Coming to Dinner: Bush startled troops at Baghdad Airport

 It was around 5:30 PM at Baghdad Airport. Defying the insurgents who launch regular missile attacks on aircraft flying in and out of Baghdad, Air Force One flew in under total cover of darkness, the shades drawn inside and with no headlights on, landing in one of the most dangerous cities on Earth. The plane roared over our heads as we stood waiting for an address in a huge hangar filled with 550 soldiers — a speech we had been told was to be by the U.S. administrator to Iraq, Paul Bremer. Bush's trip had been so tightly guarded a secret that White House officials told the tiny traveling press corps that if word leaked out that they were on their way to Baghdad, they would turn the plane around.

The day before, TIME photographer Chris Usher was in Waco with members of the White House staff. "They said: 'the president is going to Baghdad in two hours,'" Usher said. "We all thought it was a joke." They were forbidden to tell anyone. "Not even my wife knows where I am," said Fox News soundman John Wallace, who had been bundled into a car by White House officials and driven with about 10 other journalists to the airfield. "Everyone thinks we're with Bush in Waco."

Bush's arrival was a stunning surprise to all but a small handful of top officials gathered in the huge hangar last night. The first whiff of something afoot rippled through the six invited journalists, as they watched a few colleagues — fresh from Waco — walk into the hangar through a back door. "It's Cheney," whispered one journalist, who recognized a White House photographer among them. "Not possible," was the quick answer from another.

Moments later, Bremer took the podium, telling the crowd he had a Thanksgiving letter from Bush to read to the troops. Turning to General Ricardo Sanchez, commander of the 131,000 US ground forces in Iraq, Bremer asked: "General, is there anyone more senior than us here to read the letter?" and waved his arm towards the netting backdrop. It was Bush's cue.

The moment was a stunning public-relations coup for an administration already deep in campaign mode. The roars of soldiers were near deafening, forcing Bush to pause to allow the stunned crowd to settle down. When he did, a few tears briefly welled as he thanked the troops for their bravery. The loudest cheers came with Bush's promise to hang in here, despite the soaring attacks against troops. "We didn't charge hundreds of miles into he heart of Iraq and pay a bitter cost in casualties… only to retreat before a band of thugs and assassins," he said, as soldiers leaped to their feet, roaring their approval.

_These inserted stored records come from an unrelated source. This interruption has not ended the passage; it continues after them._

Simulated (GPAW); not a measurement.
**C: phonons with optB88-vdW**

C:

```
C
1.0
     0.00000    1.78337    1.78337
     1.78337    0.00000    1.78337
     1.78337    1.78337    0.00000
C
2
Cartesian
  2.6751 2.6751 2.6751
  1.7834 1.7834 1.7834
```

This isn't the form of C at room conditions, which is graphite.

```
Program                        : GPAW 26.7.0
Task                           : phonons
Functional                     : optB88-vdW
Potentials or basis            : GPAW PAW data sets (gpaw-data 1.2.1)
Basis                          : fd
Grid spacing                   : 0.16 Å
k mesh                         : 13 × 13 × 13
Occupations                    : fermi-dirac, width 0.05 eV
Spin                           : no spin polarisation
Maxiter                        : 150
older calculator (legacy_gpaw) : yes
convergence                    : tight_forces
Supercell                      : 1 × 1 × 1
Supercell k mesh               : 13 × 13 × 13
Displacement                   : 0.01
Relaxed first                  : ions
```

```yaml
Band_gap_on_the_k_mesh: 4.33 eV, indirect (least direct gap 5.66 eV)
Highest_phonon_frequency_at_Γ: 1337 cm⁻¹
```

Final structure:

To Iraqis, Bush's message was equally clear: join Washington's program, or risk being cut out of the process altogether. "You have the opportunity to seize the moment and rebuild your great country based on dignity and freedom," Bush said. "The regime of Saddam Hussein has gone forever." Hammering home what has become his mantra in recent weeks, he said: "We will stay until the job is done."

What that job means is yet unclear. Will the troops remain until Saddam is captured or killed? And will they leave before weapons of mass destruction are found, if ever? At least for the 2 ˝ golden hours that Bush was on Iraqi soil last night, those questions went unanswered in the euphoria. Instead, Bush worked the crowd, dishing up mashed potatoes and turkey to the troops and posing for photos with Iraqi politicians, and seeming to relish each moment. Leaning close to a few soldiers, he gripped one hand and said quietly: "The least I can do is come and say thanks."

In daylight, the violence and political tensions will no doubt reemerge. Still, as the President swept out of the room and back to Air Force One, the 1st Armored Division's Sergeant First Class Charles House, 32, of Riverside, Calif., said: "This feels real good." For these few hours, it did.